13th May 2020
Livelihoods, Leadership, Linkages, and Locality: The Simbo for Change Project, Solomon Islands
Supporting local leadership: Lessons from Solomon Islands
Simbo for Change is a single-island community development and livelihoods project based in the Solomon Islands. It began in 2012 as a project under the Australian-funded Pacific Leadership Program (PLP) and now, three years after donor involvement finished in 2017, continues as a local movement. Simbo itself is a small island with a population of 1,800 people, where this smallness was central to mobilising the island community. Aid agencies are often beguiled by the lure of ‘scaling up’ from successful ‘pilot’ projects. Simbo for Change offers lessons for other initiatives and programs.
Most notable among them is that supporting local leaders requires external parties to have a very light touch in their approach. External parties also need to invest a lot of trust in allowing local leaders to set their own agendas.

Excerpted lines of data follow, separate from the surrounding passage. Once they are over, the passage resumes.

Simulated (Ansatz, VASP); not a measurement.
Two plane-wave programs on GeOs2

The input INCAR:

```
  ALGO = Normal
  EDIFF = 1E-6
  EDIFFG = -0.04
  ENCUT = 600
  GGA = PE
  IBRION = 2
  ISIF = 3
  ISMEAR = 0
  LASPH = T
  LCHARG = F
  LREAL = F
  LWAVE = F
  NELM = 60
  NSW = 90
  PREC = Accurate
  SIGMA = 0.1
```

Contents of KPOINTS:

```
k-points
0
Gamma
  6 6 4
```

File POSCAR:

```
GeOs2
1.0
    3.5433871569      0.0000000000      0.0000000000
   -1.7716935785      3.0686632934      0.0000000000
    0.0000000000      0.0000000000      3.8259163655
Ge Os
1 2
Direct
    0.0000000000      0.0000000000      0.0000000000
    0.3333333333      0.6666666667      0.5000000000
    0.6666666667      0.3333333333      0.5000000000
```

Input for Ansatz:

The Simbo for Change project:
- Mobilised local skills and resources, built self-reliance and then connected the community with external training, resources and markets.
- Increased gender awareness by promoting activities that were led by women.
- Developed food security and experimented with marketable agricultural commodities before connecting them into value chains.
- Improved financial skills and systems for managing money.
Simbo for Change was started by Esther Suti, a Simbo woman based in Gizo, the provincial centre. Esther was an essential catalyst for change. She worked carefully within the informal structures of her own tribe, consulting with chiefs and other local leaders and then incorporating others from around the island. This allowed others to take ownership of the program as a collective project.
The project built upon existing skills already present on the island. Simbo women had always been respected as capable weavers and gardeners. Simbo for Change generated a sense of collective pride and processes where knowledge could be shared, and the whole community could benefit from honey production or other small-scale livelihoods.
Most of the livelihoods training focused on women, but because activities were regarded as belonging mainly within the field of women’s work, men did not feel threatened by this. This gave women more negotiating power, without explicitly disrupting the social order in a way that might generate backlash or jealousy. By locating the livelihoods work in existing family units, the project did not separate women from men and provided a positive model of cooperative work. Men largely felt included as beneficiaries of the project, while women retained considerable control over the additional income they earned.
Simbo is part of a broader subregion of islands within Western Province that have deep historical connections with each other. It is a mistake to assume Simbo is ‘isolated’. However, the links that Simbo people have had to government services or income-generating opportunities have been limited. Simbo for Change has helped to restore some old connections and to make new ones that build relationships across the Pacific and beyond.
The involvement of Women in Business Development International (WIBDI, a Samoan NGO) was remarkable. Not only did Esther and Adi Tafunai, the director of WIDBI, create a close personal friendship, sharing strong Christian values, but the utilisation of Samoan trainers allowed Simbo people to feel connected to a broader Pacific community. This was taken a step further when, under the project, Simbo people worked towards and gained organic certification for the island as a whole.
Simbo for Change has been guided by the recognition that the economic and the social are interdependent. Esther and Adi would also say that the spiritual is an even more fundamental dimension of life that is overlooked in development programs.
Simbo for Change did not set out to create industrial-scale economic development but was focused on more humble and achievable livelihoods that were understood as embedded in other aspects of community life and well-being. This is an approach that could be adopted by donors in other contexts.
By mobilising around an inclusive, collective island identity, the project allowed existing skills and practices to be revalued and extended, particularly concerning the standing of women in the community.
By mobilising around an inclusive, collective island identity, the project allowed existing skills and practices to be revalued and extended, particularly in relation to the standing of women in the community. This island identity was not parochial in nature but outward-looking and reaffirmed by stronger connections to off-island markets, organic certification, renewed interest from provincial and national government authorities, and from the trans-Pacific friendships established with Adi and other Samoan trainers. Simbo for Change addressed the lack of recognition and the material inequalities that, elsewhere in Melanesia, have generated conflict at the island scale.
For PLP, supporting these processes was largely about allowing Adi and Esther to go about their work without imposing external demands and without insisting that the project’s outcomes should be articulated in particular ways.
The structures of donor agencies struggle to accommodate the flexibility required for this kind of work to be sustained. Nevertheless, for Program Managers with the courage and nous to take ‘Doing Development Differently’ or ‘Thinking and Working Politically’ principles seriously, Simbo for Change provides evidence that positive results can follow from investing trust in local leadership and supporting processes of change with a ‘light touch’ by providing connections, modest resources and appropriate mentoring.